# Epic Day in the Surf



## Sowhunter (Jun 24, 2010)

My buddy and I caught about 150 trout yesterday in the upper coast surf. I'd say about 75% of which were between 20-23 inches. We released about a dozen over 25" and a couple over 26".


----------



## King Ding-A-Ling (May 28, 2010)

Morning or evening? Live or arti?


----------



## zthomas18 (Dec 1, 2008)

Epic report


----------



## BeeGee (May 21, 2004)

I sincerely believe there is no way they brought that much bait!


----------



## castaway300 (Oct 6, 2007)

1 fish per person every 6 minutes for 8 hours. Holy crapola that is an epic day.
congrats


----------



## jesco (Jun 23, 2013)

BeeGee said:


> I sincerely believe there is no way they brought that much bait!


 Perhaps they were using a cast net. I usually catch all my live bait that way. Just part of the fun! Great report, and truly an epic day.

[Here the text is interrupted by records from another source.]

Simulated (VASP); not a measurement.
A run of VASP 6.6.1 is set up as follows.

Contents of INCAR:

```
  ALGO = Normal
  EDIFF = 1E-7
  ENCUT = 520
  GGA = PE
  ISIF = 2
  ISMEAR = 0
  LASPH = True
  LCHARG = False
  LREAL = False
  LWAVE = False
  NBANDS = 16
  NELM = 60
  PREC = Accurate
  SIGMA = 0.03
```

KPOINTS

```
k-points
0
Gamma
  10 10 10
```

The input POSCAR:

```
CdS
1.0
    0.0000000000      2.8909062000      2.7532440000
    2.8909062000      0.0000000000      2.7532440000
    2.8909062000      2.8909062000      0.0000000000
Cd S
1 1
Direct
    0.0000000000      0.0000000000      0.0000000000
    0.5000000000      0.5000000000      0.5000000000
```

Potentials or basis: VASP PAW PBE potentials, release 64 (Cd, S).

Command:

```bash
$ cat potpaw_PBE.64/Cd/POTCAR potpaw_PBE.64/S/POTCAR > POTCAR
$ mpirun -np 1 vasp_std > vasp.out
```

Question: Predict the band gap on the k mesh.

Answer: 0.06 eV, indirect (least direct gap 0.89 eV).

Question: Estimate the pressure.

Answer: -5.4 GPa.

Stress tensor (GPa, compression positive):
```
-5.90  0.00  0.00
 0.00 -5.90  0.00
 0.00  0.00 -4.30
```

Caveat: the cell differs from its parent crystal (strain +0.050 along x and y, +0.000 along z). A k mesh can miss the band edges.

OR... the OP is planning on fishing Galv. surf tomorrow, and wants all the other fishermen to flock to the upper coast and out of the way! Pretty sly if so...


----------



## BretE (Jan 24, 2008)

jesco said:


> Perhaps they were using a cast net. I usually catch all my live bait that way. Just part of the fun! Great report, and truly an epic day.
> 
> OR... the OP is planning on fishing Galv. surf tomorrow, and wants all the other fishermen to flock to the upper coast and out of the way! Pretty sly if so...


It worked! Wall to wall fishermen in the surf today at Surfside. Scared'em all off. There are no trout within 50 miles of Surfside at this time.....


----------



## CLKELLEY78 (Feb 12, 2008)

I know that's true because I know a guy there yesterday fished for 8 hr's catching trout. He went thru 10 doz of croaks. Had caught 20 trout over 23". Of course by the time I get there is weekend the bite will turn off!!


----------



## KEN KERLEY (Nov 13, 2006)

Yeah BretE, I was one of those guys that read the reports and headed to Surfside.
Fished arties and didn't have any keepers.


----------



## Flounder Face (Jun 20, 2012)

KEN KERLEY said:


> Yeah BretE, I was one of those guys that read the reports and headed to Surfside.
> Fished arties and didn't have any keepers.


Ken, sometimes a few hundred yards matters, did you try moving to another access road?


----------



## Dawn Patrol (Jun 7, 2014)

Congratulations on that haul. I got blanked at Surfside today.


----------